Stranger Than Fiction: Curse of the Lincolns

Robert Lincoln image

Robert Lincoln became the only man in history to be linked to the assassinations of three U.S. presidents

By Michael Williams

Judging by the bizarre events in history it would appear that the Lincoln family has the unfortunate distinction of being forever linked to assassination. In the history of the United States, four U.S. presidents have died at the hands of an assassin. In each incident, a member of the Lincoln family was present.

On April 14, 1865, the night President Abraham Lincoln was fatally shot at Ford’s Theater, his wife Mary Todd Lincoln was sitting at his side. Moments after John Wilkes Booth shot the president at point blank range, the stricken commander-in-chief was carried across the street to a boarding house where he died the next morning. When the president heaved his final breath, his son Robert Todd Lincoln was at his side.

Incredibly, it was the first of three assassinations Robert Lincoln would be associated with and the first of four assassinations the Lincoln family would be tied to.

Sixteen years later, on July 2, 1881, Robert Lincoln accompanied President James Garfield to the Baltimore and Potomac Train Station. Moments later, a disgruntled attorney named Charles Guiteau stepped up behind Garfield and fired two shots. The first shot grazed the president’s arm. The second struck him in the back. Robert Lincoln was at Garfield’s side within seconds. Garfield later died from his wounds.

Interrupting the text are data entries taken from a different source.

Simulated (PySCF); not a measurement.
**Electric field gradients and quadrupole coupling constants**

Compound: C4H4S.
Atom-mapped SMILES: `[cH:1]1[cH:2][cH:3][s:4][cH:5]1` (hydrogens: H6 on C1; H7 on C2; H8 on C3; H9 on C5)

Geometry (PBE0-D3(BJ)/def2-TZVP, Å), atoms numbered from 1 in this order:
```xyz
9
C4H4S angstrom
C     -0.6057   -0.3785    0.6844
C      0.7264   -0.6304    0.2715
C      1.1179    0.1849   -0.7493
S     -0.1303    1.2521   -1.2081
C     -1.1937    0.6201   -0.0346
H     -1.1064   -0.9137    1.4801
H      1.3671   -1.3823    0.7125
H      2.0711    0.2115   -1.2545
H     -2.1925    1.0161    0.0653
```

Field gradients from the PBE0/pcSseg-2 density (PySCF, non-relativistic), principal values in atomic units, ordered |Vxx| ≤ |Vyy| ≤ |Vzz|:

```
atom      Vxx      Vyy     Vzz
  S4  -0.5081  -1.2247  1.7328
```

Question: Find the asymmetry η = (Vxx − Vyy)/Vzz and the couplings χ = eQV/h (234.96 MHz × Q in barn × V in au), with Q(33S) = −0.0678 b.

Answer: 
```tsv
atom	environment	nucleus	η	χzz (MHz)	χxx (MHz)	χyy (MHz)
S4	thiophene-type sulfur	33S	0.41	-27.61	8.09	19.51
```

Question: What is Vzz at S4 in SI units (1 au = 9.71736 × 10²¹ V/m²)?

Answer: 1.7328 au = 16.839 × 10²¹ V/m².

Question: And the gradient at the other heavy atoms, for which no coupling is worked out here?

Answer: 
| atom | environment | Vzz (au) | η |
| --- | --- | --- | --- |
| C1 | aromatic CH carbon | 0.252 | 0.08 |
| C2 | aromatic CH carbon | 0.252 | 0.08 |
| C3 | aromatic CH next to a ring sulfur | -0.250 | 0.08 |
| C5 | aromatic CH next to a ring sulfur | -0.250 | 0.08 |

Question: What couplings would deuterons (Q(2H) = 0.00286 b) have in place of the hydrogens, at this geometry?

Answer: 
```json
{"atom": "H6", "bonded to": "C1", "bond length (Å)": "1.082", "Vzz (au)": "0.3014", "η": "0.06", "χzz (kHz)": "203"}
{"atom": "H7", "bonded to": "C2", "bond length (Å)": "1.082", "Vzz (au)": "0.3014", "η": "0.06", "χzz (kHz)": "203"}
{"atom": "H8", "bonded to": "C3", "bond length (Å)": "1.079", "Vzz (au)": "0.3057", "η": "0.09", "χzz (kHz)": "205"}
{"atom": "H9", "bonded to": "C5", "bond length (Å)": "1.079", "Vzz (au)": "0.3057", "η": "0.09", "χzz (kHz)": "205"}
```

Twenty years later, on September 6, 1901, the same Robert Lincoln was appearing with President William McKinley at the World’s Fair in Buffalo, New York. The president was shaking hands with visitors when an anarchist named Leon Czolgosz stepped up and shot the president twice at close range. Lincoln was at his side within moments. The president died eight days later.

Following the McKinley assassination, Robert Lincoln began to believe he was jinxed. He stopped making public appearances where the president would be present.

Sixty-two years later, President John F. Kennedy was riding through Dallas in a presidential motorcade. Immediately behind his car was a vehicle loaded with secret service agents. Behind that car was a bus loaded with Kennedy’s entourage. Inside the bus was Kennedy’s personal secretary, Evelyn Lincoln. She was the wife of Harold “Abe” Lincoln. Moments after entering Dealey Plaza, shots rang out. From the bus, Evelyn Lincoln watched in horror as President Kennedy was felled by an assassin’s bullet.

On March 30, 1981, President Ronald Reagan was shot by an assailant named John Hinckley. There were no Lincoln family members present and Reagan survived the shooting. The Lincoln name was present, however. Reagan was shot as he was about to get into a Lincoln Towncar.

It is a curse or coincidence? Either way it proves that sometimes truth can be stranger than fiction.

Michael Williams has written a book entitled “Stranger than Fiction: The Lincoln Curse.” The book is a collection of 50 strange and unusual but true stories. The stories will leave the reader convinced that perhaps Mark Twain was right when he said “truth is stranger than fiction.”

The book is 187 pages in a softbound edition with numerous photos. The book can be purchased from for $19.95 plus shipping and handling or you can save shipping cost and save $2 on the purchase price by ordering a signed copy directly from the author. Send $17.95 to P.O. Box 6421 Sevierville, TN. 37864.

The book is available in a Kindle edition at For more information visit the web site

Comments are closed.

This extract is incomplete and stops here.